Immigrants Have an ‘Enormous Work Ethic,’ Says Acclaimed Documentarian and Entrepreneur
Date: June 3, 2016
In 2011, photographer and documentarian Jesus Ramirez was asked to help produce a special about the Mexican Revolution, to highlight the untold historic contributions brought to the United States by Mexicans fleeing their country. The goal was a single hourlong episode, but the order quickly grew to 20 independent episodes featuring a who’s who of powerful and successful Latinos: politician Julian Castro; advertising legend Lionel Sosa; former San Antonio Mayor Henry Cisneros; Ricardo Romo, president of the University of Texas at San Antonio — each talking about the economic, academic, and industrial advancements made in America during the Mexican Revolution. “We should be able to tell our own story, and our kids should know their story,” Ramirez says. “In 1910, when the most elite Mexicans fled the country, they came to the United States and established businesses, brought a lot of knowhow, a lot of knowledge that contributed to the Industrial Revolution, and a lot of ideas.” The series, Children of the Revolucion, aired across Texas and on PBS.
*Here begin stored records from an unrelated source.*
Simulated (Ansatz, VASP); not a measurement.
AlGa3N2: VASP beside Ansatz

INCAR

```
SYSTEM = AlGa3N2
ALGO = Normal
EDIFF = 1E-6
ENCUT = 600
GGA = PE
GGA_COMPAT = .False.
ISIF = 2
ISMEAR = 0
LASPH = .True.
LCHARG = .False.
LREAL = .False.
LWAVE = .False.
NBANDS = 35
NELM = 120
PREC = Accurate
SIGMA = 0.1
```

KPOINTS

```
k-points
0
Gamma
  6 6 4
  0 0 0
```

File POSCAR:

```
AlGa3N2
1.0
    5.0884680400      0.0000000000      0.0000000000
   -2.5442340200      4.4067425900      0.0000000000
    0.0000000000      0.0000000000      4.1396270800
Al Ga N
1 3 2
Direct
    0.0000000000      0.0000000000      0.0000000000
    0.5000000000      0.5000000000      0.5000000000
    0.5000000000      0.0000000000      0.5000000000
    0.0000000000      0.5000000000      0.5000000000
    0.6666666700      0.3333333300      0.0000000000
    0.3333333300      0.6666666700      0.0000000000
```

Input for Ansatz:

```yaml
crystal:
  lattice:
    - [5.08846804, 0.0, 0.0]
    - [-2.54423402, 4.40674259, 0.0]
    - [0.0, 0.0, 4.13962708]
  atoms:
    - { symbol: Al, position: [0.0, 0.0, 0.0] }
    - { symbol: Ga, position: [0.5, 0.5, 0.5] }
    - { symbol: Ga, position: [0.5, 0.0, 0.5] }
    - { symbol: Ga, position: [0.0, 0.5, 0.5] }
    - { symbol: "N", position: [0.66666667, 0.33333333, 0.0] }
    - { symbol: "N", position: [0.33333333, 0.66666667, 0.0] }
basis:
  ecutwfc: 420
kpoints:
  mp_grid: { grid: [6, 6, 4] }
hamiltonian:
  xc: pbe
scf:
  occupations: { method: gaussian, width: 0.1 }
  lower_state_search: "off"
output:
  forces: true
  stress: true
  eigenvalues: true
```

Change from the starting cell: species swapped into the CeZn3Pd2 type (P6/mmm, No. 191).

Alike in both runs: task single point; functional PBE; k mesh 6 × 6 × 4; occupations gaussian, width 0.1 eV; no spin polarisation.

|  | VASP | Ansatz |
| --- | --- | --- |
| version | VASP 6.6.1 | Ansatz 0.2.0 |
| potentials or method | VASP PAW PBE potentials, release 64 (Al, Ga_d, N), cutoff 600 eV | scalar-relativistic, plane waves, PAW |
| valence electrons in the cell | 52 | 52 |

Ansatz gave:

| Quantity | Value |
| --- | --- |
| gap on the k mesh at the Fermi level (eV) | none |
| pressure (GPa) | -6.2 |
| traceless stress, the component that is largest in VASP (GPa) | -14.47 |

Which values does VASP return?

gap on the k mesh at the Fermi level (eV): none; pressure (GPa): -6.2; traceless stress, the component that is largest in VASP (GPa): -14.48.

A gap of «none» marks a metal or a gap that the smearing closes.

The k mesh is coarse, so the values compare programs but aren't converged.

Ramirez, who in 2007 launched a storytelling studio in San Antonio that contracts with some 20 videographers and photographers, sees plenty of parallels between those historic contributions and those of today’s immigrants, including immigrants who aren’t authorized to live in the United States. “The people who are here illegally, many of them are still getting their wages docked, they’re still paying taxes, but they’re not taxing the economy: They can’t claim their workers’ comp, their Social Security,” Ramirez says. “They’re just leaving their money in the budget of the government.” Not to mention, Ramirez adds, that immigrants are avid consumers, further pumping money into the U.S. economy. “They’ve got that idealistic American Dream thing going on. They’re not entitled, and they bring with them an enormous work ethic. People assume in this country that people with money have more moral fiber or character, and I disagree with that. Immigrants with wealth can buy passage here. Yet, character is not defined by, or exclusive to, wealth. The poor immigrants that are getting under-the-radar jobs and living in the shadows are probably giving more to the American economy than the many wealthy opportunists who get unfair red-carpet treatment.”
The poor immigrants that are getting under-the-radar jobs and living in the shadows are probably giving more to the American economy than the many wealthy opportunists who get unfair red-carpet treatment.
One of the immigration stories Ramirez most likes to tell is that of his own family. Ramirez’s father was born in Mexico and lived in Texas without documentation until he finally received citizenship after serving in World War II. Ramirez still sees the irony in his father’s struggle to fix his paperwork: The family later discovered that his father was already a U.S. citizen because his great-great-grandfather had been a U.S. landowner in 1765.
“He was an illegal alien, even though he’s probably more American than George Washington,” he says. Ramirez himself was born and raised in Texas, but from an early age he remembers feeling like an outsider because of his heritage. “When I was in fifth grade, I remember, emotionally, that Davy Crockett was a good guy and my ancestors who were defending their homeland were the bad guys,” he says. “Only half the story is told in the textbooks to my children in Texas. They only get the romantic John Wayne story, but the narrative can’t be suppressed anymore and my ancestors should not be maligned any more.”
Ramirez would like to see reform that supports immigrants who are working hard and contributing to their community, even if they’re undocumented. “The profound poetic idea of Emma Lazarus’ ‘Give me your tired, you poor, your huddled masses’ inscription on the Statue of Liberty worked before to build a great country,” he says. “I believe it will continue to work when undocumented immigrants don’t have to maneuver in the shadows. However, if you’re here illegally and you’re breaking the laws and participating in criminal activity, yes, you should be deported. But the people who are respectful and follow laws that are about social interaction, human cooperation, decency and social mores, we should help them build lives here. They may help the entitled generation understand more about what it takes to be a true American.”